On a recent trip to Israel, Goldie Ghamari, the first woman of Iranian descent to become a member of a Canadian provincial parliament, stood in the same room in Kibbutz Nir Oz where two Hamas terrorists posted a woman’s murder on Facebook. Her relatives learned that she was murdered from the live stream that terrorists posted on her page.
“We were sitting in her living room one year later, and the devastation was still there,” Ghamari told JNS. “It wasn’t just about murdering innocent people. They also looted her house, and you could see all the clothes and blankets and various things just tossed on the floor. But then they cut the gas pipe and set the house on fire.”
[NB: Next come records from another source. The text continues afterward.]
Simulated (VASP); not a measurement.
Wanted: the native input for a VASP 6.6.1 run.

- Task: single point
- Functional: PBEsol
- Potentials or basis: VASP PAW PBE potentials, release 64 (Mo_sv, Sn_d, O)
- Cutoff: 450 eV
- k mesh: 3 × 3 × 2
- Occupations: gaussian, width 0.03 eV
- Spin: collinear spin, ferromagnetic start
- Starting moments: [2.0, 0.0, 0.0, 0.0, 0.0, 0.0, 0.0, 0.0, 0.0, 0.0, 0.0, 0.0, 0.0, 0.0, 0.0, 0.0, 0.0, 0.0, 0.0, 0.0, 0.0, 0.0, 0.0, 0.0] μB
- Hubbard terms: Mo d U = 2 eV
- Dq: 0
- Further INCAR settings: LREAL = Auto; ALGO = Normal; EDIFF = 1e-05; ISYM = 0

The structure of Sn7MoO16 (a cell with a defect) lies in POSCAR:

It was clear that “what they had done was not a resistance. It was to inflict maximum pain, maximum damage, and take great delight in doing so,” Ghamari added. “They were proud. They were calling their parents back home and bragging about how many Jews they had killed. I remember just standing there surrounded by this. I felt sick to my stomach that there are people in Canada who call them ‘resistance fighters.’”
The independent Ontario legislator, who escaped Iran’s Islamist regime as a child, found herself standing in solidarity with Israel, drawing parallels between the struggles of both nations against extremism and experiencing moments of profound cultural resonance in a land that felt surprisingly familiar.
The staunch advocate for Israel became prominent on the Jewish community’s radar when she delivered an emotional speech before the Ontario legislature in support of Israel on Oct. 17, 2023.
Upon her return from her first visit to Israel last month, JNS met with Ghamari over lunch at the Ontario legislature’s restaurant to discuss her five-day tour with a delegation of prominent figures from the Iranian diaspora community and her nine-day solo exploration.
The Israeli Foreign Affairs Ministry invited the group and told Ghamari that the trip would offer “a comprehensive introduction to Israel, its society, history and culture” and to “commemorate the Oct. 7 genocidal massacre” on the yahrzeit, or one-year anniversary.
As part of the delegation tour, Ghamari visited the Nova festival site, where she said that “the sheer savagery and barbarity of Hamas terrorists is horrifying.”
Her trip also featured positive experiences, she told JNS, like placing a note in the Western Wall wishing for a free Iran. She also spoke with high school students at Begin High School in Rosh HaAyin about the distinction between Iranians and the Islamic Regime occupying Iran.
She also “passed along the message of peace and friendship on behalf of Iranians to Israelis,” she added.
‘Tears in their eyes’
Ghamari told JNS that she delivered an hour-long talk to some 350 people at a synagogue on Sukkot upon the invitation of Dan Feferman, executive director of Sharaka, a fellow at the Jewish People Policy Institute and a reserve major in the Israel Defense Forces. (He also invited her to celebrate the holiday in his home, she said.)
Ghamari discussed why Iranians have stood with Israel historically and in the present.
“Iranians and Israelis are both fighting the same enemy—the Islamic regime and this rise in Islamofascist ideology,” she said.
“A lot of people in the audience had tears in their eyes,” she told JNS. “They’re well familiar with the rise in antisemitism, and so to hear someone speak out so clearly about it and also reassure the congregation that there are non-Jewish people who support them and stand behind them—I had so many hugs. It was amazing.”
On a visit to Yad Vashem, she saw echoes in the exhibitions about “what happened in the beginning” and what has been taking place back home.
“Seeing the signs leading up to the Holocaust—the targeting of Jewish businesses, the antisemitism, the hate behavior. Even the messaging of ‘go back where you came from,’” she said. “What’s scary is the antisemitic creep that we’re seeing in Toronto, because it’s starting so slowly.”
“One step becomes normalized, and then people go to the next step,” she told JNS.
An impromptu experience unfurling flags at an Israeli government building—Ghamari taking an Israeli flag and Knesset member Sharren Haskel bearing the Lion and Sun pre-revolutionary Iranian flag—gave Ghamari hope. (The experience required special permission from the Knesset speaker.)
“That just showed we’re united, and our peoples want peace and harmony,” she told JNS. “Our fight is with the Islamofascists.”
“Visiting Israel as an Iranian is very similar to visiting my sister’s house,” she added. “It’s not my house, but there’s so much familiarity there. We have shared memories, shared history.”